Manuel Alfaro Post #1

Residents of CO, CT, DE, IL, ME, MI, and NH, the heads of the Department of Education of your states have failed to protect the best interests of your students and your families, opting instead to protect their own interests and the interests of the College Board.

Over the last five months, I have written about several serious problems with the redesigned SAT. The problems include:

  • Development processes that do not meet industry standards; false claims made (in public documents) by the College Board about those processes; false claims made (in state proposals and contracts) by the College Board about those processes.
  • Poor quality of items—documented in letters and comments from content committee members.
  • Extensive revisions of a large percentage of operational items—the College Board claims that this happens only on the RAREST of occasions.
  • Test speediness resulting from the use of the wrong test specifications during the construction of operational SAT forms—use of the wrong specifications resulted in operational tests that, according to formal timing studies conducted by the College Board, require an additional 21-32 minutes (on top of the 80 minutes already allowed) to complete.

Under normal circumstances, the department of education of the client states would have imposed heavy penalties on the College Board; suspended administration of the flawed SATs; and demanded immediate corrective actions.

For example, in 2010, the state of Florida fined Pearson nearly $15 million, which Pearson paid. (Source: www.tampabay.com/news/education/k12/florida-hits-fcat-contractor-pearson-with-another-12-million-in-penalties/1110688.) The nearly $15 million fines were imposed because the FCAT results were delivered late. Imagine what the fines would have been if the problems had been as severe as the ones I’ve disclosed about the SAT.

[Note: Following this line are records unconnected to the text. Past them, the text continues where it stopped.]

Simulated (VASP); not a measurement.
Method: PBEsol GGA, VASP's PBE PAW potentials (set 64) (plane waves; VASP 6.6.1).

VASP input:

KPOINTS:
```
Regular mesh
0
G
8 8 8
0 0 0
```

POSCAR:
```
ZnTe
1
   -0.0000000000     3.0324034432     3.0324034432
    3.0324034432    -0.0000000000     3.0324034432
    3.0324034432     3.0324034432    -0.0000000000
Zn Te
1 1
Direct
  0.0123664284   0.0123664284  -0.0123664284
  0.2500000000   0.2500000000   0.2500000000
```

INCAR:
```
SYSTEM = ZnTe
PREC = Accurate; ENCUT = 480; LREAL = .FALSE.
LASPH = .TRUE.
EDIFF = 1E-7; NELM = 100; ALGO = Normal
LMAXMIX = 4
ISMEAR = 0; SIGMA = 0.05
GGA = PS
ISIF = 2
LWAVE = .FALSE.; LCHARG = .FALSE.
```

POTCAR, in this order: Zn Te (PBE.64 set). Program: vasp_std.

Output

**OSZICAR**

The reason you are not seeing this type of reaction from the states administering the SAT for accountability is that they are partly responsible for the problem. Allow me to elaborate: Typically, to protect both the state and the testing company, an assessment contract that includes the use of an assessment created for the intent and purpose of college admission, not state accountability, would include a clause requiring that the test items be reviewed and approved for use by a content committee from the client state.

This additional step, however, costs money; requires that custom SAT forms are created for each state; and impacts administration schedules. So, even though it is in the best interest of the state, the College Board, and—most importantly—students, state officials opted not to do it. What are the ramifications of this decision?

  • The inclusion of items unfit for use in the target state
  • Performance level descriptors that are meaningless
  • Students spending time on items that should not have been included on the test
  • Teachers being evaluated (partially) using results from tests that may or may not accurately assess student performance

To illustrate the 4 points above, consider the following item (from Practice SAT Forms):

This item targets two different clusters of the Common Core Standards for Math:

Understand and apply theorems about circles

Find arc lengths and areas of sectors of circles

If students get this item wrong, it is impossible to tell whether students got it wrong because they don’t understand and are unable to apply theorems about circles to determine the measure of angle O or because they are unable to compute the length of minor arc LN, after they’ve determined the measure of angle O.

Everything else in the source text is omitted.